Azure DevOps CI/CD with Azure Databricks and Data Factory— Part 1

13 min readFeb 28, 2019

Let’s cut long story short, we don’t want to add any unnecessary introduction that you will skip anyway.

For whatever reason, you are using Databricks on Azure, or considering using it. Google, or your favourite search engine, has brought you here because you want to explore Continuous Integration and Continuous Delivery using Azure DevOps.

May be it is just me, I always find outdated tutorials when I wanted to learn something new, and by the time you are reading this, this has already outdated as well. But hopefully this series will give you some insight on setting up CI/CD with Azure Databricks.

Without further due, let us begin.

Prerequisites

You need to have an Azure account, an Azure DevOps organisation, you can leverage either GitHub as repository or Azure Repos as repository. In this series, we will assume you are using Azure Repos.

You will need to create a project on Azure DevOps, together with a repository. A sample repository can be found here.

You will need a git client, or command line git. We will use command line git throughout the series, thus assuming that you also have a terminal, such as Terminal on Mac, or Git-Bash on Windows.

You will need a text editor other than the normal Databricks notebook editor. Visual Studio Code is a good candidate for that. If the text editor have built-in git support, that will be even better.

Checklist

Azure Account
Azure DevOps Organisation and DevOps Project
Azure Service Connections set up inside Azure DevOps Project
Git Repos (Assuming you are using Azure Repository)
Git Client (Assuming you are using command line Git)
Text Editor (e.g. Visual Studio Code, Sublime Text, Atom)

Step 0: Set up your repository and clone it onto your local workstation

0–1. In your Azure DevOps, set up your SSH key or Personal Access Token.

0–2. Create git repo on Azure DevOps with initial README

0–2. Create your git repo on Azure DevOps inside a project with initial README.

0–3. Locate your git repository URL for git clone

0–4. Clone the repository via git using the following command

$ git clone <repository-url>

0–4. Now you have cloned your repository locally.

Step 1: Provisioning Azure Databricks and Azure Key Vault with Azure Resource Manager Template

We want to automated the service provisioning or service updates. When you need to set up another set of Databricks, or update anything, you can just update configuration json in the repository, or variables stored on Azure DevOps Pipeline, which we will cover in the next steps. Azure DevOps Pipeline will take care of everything else for you.

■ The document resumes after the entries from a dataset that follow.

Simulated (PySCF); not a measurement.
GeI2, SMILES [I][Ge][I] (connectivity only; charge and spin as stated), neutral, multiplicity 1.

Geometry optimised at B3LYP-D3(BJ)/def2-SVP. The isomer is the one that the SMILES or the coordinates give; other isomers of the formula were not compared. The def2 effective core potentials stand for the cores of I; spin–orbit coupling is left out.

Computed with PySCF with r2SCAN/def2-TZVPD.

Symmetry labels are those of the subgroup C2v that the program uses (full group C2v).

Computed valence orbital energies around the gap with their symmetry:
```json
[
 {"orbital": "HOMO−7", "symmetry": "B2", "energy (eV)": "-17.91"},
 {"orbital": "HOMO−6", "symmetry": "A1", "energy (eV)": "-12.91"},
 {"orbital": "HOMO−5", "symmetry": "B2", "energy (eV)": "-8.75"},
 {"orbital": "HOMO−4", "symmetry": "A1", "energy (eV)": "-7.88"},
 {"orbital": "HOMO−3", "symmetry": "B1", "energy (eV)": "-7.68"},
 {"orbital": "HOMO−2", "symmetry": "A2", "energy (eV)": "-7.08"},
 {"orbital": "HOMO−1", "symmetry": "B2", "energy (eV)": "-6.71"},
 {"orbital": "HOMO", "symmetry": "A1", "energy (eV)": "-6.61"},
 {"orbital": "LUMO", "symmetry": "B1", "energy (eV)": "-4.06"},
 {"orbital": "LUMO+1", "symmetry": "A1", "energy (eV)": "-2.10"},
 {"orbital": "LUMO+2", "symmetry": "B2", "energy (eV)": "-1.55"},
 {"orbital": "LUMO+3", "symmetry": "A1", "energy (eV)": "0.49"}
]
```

1–1. Copy template.json parameters.json azure-pipeline.yml notebook-run.json.tmpl from this commit of the example repository, put them into your repository local folder.

1–2. Stage the changed file in git, commit and push it onto the Azure Repo.

$ git add -A$ git commit -m '<your-commit-message>'$ git push

1–2. Commit and Push infrastructure code and build pipeline code onto repository

1–2. After pushing code back into repository, it should look like this.

1–3. Create your build pipeline, go to Pipelines > Builds on the sidebar, click New Pipeline and select Azure DevOps Repo. Select your repository and review the pipeline azure-pipeline.yml which has already been uploaded in step 1–2. Click Run to run the build pipeline for the first time.

1–3–2 Review the content of the pipelines and execution result

The build pipeline currently only do one thing, which is to pack the Azure Resource Manager JSONs into a build artifact, which can be consumed on later steps for deployment. Let take a look what is inside of the artefact now.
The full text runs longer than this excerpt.